Investors will focus on the U.S. central bank’s gauge of inflation, which remains stubbornly below its 2 percent target, the risks it sees to its economic outlook, and any assessment of the impact of the Trump administration’s tax overhaul on growth.

The Fed is due to release a statement at the end of its latest two-day policy meeting at 2 p.m. EST (1900 GMT). The policy meeting is Fed Chair Janet Yellen’s last as head of the central bank.

The economy has added about 10 million jobs and unemployment has fallen to a 17-year low of 4.1 percent during Yellen’s four-year tenure while interest rates have slowly risen from the near-zero levels put in place to fight the 2007-2009 recession.
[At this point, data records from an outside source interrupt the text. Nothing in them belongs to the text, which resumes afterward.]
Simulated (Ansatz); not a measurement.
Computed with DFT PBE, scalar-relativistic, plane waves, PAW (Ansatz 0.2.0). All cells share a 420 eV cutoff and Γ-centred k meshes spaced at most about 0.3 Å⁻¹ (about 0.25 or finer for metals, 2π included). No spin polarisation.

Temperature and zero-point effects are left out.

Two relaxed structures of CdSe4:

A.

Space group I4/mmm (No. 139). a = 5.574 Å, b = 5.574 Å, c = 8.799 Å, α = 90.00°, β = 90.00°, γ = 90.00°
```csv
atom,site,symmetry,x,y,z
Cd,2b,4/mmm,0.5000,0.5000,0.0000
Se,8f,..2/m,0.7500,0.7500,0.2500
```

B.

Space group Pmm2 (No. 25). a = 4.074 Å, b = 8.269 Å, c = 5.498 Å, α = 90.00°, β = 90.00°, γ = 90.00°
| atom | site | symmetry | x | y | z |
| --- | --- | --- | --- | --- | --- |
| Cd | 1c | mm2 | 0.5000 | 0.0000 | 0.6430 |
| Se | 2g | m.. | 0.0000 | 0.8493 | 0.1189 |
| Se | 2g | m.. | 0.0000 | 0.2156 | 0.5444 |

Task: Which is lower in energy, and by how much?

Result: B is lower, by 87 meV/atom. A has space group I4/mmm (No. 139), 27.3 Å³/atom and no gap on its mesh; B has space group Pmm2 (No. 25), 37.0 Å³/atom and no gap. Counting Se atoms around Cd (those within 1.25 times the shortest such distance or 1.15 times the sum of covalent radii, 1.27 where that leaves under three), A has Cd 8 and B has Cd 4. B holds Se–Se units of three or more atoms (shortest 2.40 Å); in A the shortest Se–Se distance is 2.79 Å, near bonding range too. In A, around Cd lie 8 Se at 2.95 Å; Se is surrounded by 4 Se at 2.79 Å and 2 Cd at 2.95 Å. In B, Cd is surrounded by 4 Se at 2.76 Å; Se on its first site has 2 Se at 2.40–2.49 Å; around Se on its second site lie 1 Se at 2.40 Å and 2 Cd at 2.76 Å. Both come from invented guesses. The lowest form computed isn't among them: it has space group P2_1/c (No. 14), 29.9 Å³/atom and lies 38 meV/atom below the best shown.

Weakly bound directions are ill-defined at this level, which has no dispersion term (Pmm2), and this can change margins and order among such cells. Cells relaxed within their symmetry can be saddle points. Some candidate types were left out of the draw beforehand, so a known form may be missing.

Incoming Fed chief Jerome Powell has worked closely with Yellen and embraces her view that keeping rates on a slow upward path will allow unemployment to fall further, coaxing workers back into the labor force and fostering stronger wage growth.

With the outset of the Powell era only days away, analysts do not expect a dramatic shift from the Fed on Wednesday.

“Why change the current message on policy and possibly sway market opinion one way or the other, just before Powell takes over?” said Lou Brien, an analyst for Chicago trading firm DRW. “I don’t think Powell will shift the direction of policy in March, but it is only fair to give him a clean slate just in case.”

The Fed raised rates three times last year and currently projects another three hikes in 2018. But that forecast, which has been largely accepted on Wall Street, will hinge on a continued pickup in inflation.

Even a small upgrade in the central bank’s description of inflation or its view of the balance of risks to the economic outlook could suggest a slightly faster pace of rate hikes than currently anticipated.

The economy grew 2.3 percent last year.

Several Fed policymakers have said that President Donald Trump’s restructuring of the U.S. tax code, including an estimated $1.5 trillion in corporate and individual tax cuts, could spur growth this year.

U.S. stocks have risen sharply since the tax package passed Congress late last year on expectations of a rise in corporate profits.